The scale and scope of this withdrawal fundamentally reshapes America’s role in global governance, with profound implications across climate policy, democratic institutions, development assistance, and international security.
This analysis examines the likely short-term (0-2 years), medium-term (2-5 years), and long-term (5+ years) impacts of these withdrawals across their major categories. The scope is limited to today's executive action alone and does not account for the cumulative effects of the administration's broader policy agenda.

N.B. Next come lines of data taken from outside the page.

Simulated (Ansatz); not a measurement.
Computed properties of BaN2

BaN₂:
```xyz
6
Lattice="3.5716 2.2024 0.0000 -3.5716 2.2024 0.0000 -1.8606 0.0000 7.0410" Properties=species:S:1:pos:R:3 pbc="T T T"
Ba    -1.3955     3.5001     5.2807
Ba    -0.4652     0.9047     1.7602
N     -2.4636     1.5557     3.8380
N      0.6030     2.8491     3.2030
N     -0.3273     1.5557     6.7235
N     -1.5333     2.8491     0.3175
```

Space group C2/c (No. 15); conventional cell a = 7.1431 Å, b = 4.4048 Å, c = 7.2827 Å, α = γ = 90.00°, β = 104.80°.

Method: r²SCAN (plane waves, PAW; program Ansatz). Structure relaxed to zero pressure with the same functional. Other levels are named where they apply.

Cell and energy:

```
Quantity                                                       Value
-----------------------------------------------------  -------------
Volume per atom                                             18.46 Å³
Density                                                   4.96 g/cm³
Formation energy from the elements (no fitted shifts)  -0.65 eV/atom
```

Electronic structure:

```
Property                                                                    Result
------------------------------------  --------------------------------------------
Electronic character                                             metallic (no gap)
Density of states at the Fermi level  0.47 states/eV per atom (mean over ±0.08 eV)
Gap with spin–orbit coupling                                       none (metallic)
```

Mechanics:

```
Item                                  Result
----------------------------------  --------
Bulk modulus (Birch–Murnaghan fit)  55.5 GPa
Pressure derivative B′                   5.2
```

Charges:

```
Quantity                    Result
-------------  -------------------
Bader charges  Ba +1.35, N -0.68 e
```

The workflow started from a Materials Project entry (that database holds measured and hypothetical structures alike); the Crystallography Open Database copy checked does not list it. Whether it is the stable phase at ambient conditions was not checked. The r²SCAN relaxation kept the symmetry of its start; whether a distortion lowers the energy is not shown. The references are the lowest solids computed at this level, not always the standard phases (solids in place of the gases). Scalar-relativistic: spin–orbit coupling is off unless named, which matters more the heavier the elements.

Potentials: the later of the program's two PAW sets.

The volume of policy changes enacted in a single day necessitated significant AI assistance in this research.
Contents
I. Climate & Environment
II. Democracy, Rule of Law & Human Rights
III. Peace, Security & Counterterrorism
IV. Development & Economic Security
V. Governance & Administrative Bodies of the UN
VI. Cross-Cutting Strategic Impacts
China’s Ascendancy to Global Leadership
The “My Way or the Highway” Doctrine
Financial and Economic Consequences
Credibility Collapse and Alliance Erosion
The Paradox of Isolationism
Conclusion: The Reshaping of Global Order
I. Climate & Environment
Climate and environment withdrawals broadcast that climate cooperation is now framed as a sovereignty threat and economic burden, not a security or competitiveness imperative, even though some allies and private actors will still try to keep the U.S. loosely plugged into climate markets and tech flows.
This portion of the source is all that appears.